Kieran Trippier rejected suggestions that England have resorted to dark arts at the World Cup, saying their streetwise approach is nothing different to what opponents have employed for years.
The Three Lions are preparing for a mouthwatering quarter-final against Sweden on Saturday after coming through on penalties against Colombia on Tuesday.
England’s youthful squad showed a street-smart edge in Moscow that belied their inexperience, with Gareth Southgate (right) saying that maybe they are now playing “by the rules the rest of the world are”.
Colombia coach Jose Pekerman remarkably criticised that approach and Manchester United manager Jose Mourinho spoke of “exaggeration on theatre by the players” – accusations that surprised right-back Trippier.
“Sometimes it’s about being clever if someone touches you,” he said. “And it’s about game management as well.
“You see Colombia had 20 to 25 minutes where they were on top. Sometimes you just need to kill the game down a bit.
“If someone makes contact with you, it is a foul, you are going to go down.
“Everyone has got their own opinion and that’s a fact.
“In our eyes a foul is a foul. You see Jordan Henderson’s one and I don’t know how he got a yellow card personally for that.
“That game’s gone now, I don’t really want to comment.”
Asked if England are now a streetwise team, he added: “It’s being clever in the moments of the game where you feel other team is on top.
“If someone touches you and you feel it’s a foul, people go down. It’s a foul.
“Teams have done it to us over the years for many years. Teams have gone down so easily.
“You see Colombia. In my eyes, I went for a tackle with Falcao and he just dropped to the floor and I just said to him ‘get up’ – not like that but you know what I mean.”
Game management is something driven into Tottenham’s players by Mauricio Pochettino and has been spoken about at the World Cup, where keeping your cool is crucial.
David Beckham is a prime example of what can happens when England players get wound up, having seen red for kicking out at Argentina’s Diego Simeone at the 1998 World Cup.

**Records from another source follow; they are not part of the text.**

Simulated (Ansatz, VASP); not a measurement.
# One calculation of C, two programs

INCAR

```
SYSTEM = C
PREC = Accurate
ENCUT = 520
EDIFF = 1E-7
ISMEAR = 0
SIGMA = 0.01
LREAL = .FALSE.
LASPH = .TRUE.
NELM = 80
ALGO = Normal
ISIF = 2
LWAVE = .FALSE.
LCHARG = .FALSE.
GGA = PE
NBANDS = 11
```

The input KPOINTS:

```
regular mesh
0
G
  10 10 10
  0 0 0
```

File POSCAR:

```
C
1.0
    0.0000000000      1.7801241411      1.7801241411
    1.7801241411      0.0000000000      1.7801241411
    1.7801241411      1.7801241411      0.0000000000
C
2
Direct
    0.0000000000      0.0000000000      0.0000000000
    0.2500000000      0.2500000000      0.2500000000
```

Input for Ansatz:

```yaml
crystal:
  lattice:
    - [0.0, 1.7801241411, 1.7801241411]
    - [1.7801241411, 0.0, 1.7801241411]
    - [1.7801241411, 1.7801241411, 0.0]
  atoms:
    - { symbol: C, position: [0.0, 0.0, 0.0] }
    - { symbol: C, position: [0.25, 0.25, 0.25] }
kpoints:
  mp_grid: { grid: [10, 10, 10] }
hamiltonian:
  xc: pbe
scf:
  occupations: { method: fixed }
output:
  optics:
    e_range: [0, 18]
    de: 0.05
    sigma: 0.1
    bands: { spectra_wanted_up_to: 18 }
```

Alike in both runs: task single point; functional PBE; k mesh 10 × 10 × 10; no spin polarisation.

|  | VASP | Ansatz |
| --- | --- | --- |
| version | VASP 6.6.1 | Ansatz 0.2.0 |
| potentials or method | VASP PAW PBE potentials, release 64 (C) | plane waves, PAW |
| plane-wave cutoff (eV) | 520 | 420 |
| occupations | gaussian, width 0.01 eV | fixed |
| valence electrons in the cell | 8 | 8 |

The midfielder was seen as a villain after that but would became a national hero and an idol to kids like Trippier.
“I’ve not met him but I would love to – I’m a massive fan of him,” said the right-back, nicknamed the ‘Bury Beckham’ for his dead-ball delivery and crossing.
“Hopefully, down the line, we can cross paths and have a chat.
“I used to watch Beckham and Andrea Pirlo, players like this, over their careers – they have got a fantastic right foot on them and everyone knows that.
“Beckham was the one I always looked up to – the technique, his crossing, on the move or set-pieces. He’s the one I used to look up to on crossing the ball for sure.”
Only Neymar and Kevin De Bruyne have created more chances at this World Cup than Trippier – “not bad for a Bury lad” – and the full-back is grateful to his Manchester City youth coach for working on delivery with the then winger.
The 27-year-old still speaks to Steve Eyre every week and was also quick to play up the role of brother Kelvin Lomax in his development.
“When I was younger my brother was playing for Oldham,” Trippier said. “He was League One and League Two, and he’s the one I looked up to.
“I used to go and watch him every week, watching his training sessions at Oldham, playing there, kicking it against the wall. I just looked up to my brother because he was a professional and he was the one I wanted to follow.
“Unfortunately, he is not playing now but he’s the one who has helped me a hell of a lot. He was a full-back. He was a right-back and left-back.
“He played a few games in the Football League and he’s had a big impact on my career.”
A number of Trippier’s family members will be out in Russia for the quarter-final having watched the Colombia triumph back in Summerseat, where a 20ft high flagpole displays a huge St George’s Cross with ‘Trippier 2’ on it.
“For so long we didn’t win a penalty shootout and the joy of our fans back home, it was incredible,” he said.
“All the boys sense it and want to win more games to let the fans celebrate like they did and give them happiness and hopefully Saturday we can do that.”
Meanwhile, Jamie Vardy looks increasingly likely to miss England’s World Cup quarter-final against Sweden, with boss Southgate needing to closely assess the fitness of up to three more of his players.
Vardy, who came on as a second-half substitute against Colombia, is one of those after sustaining a groin strain that required an injection.
“Vardy didn’t train today, so is looking doubtful for this game,” Southgate said on Thursday. “The others were all on the pitch.”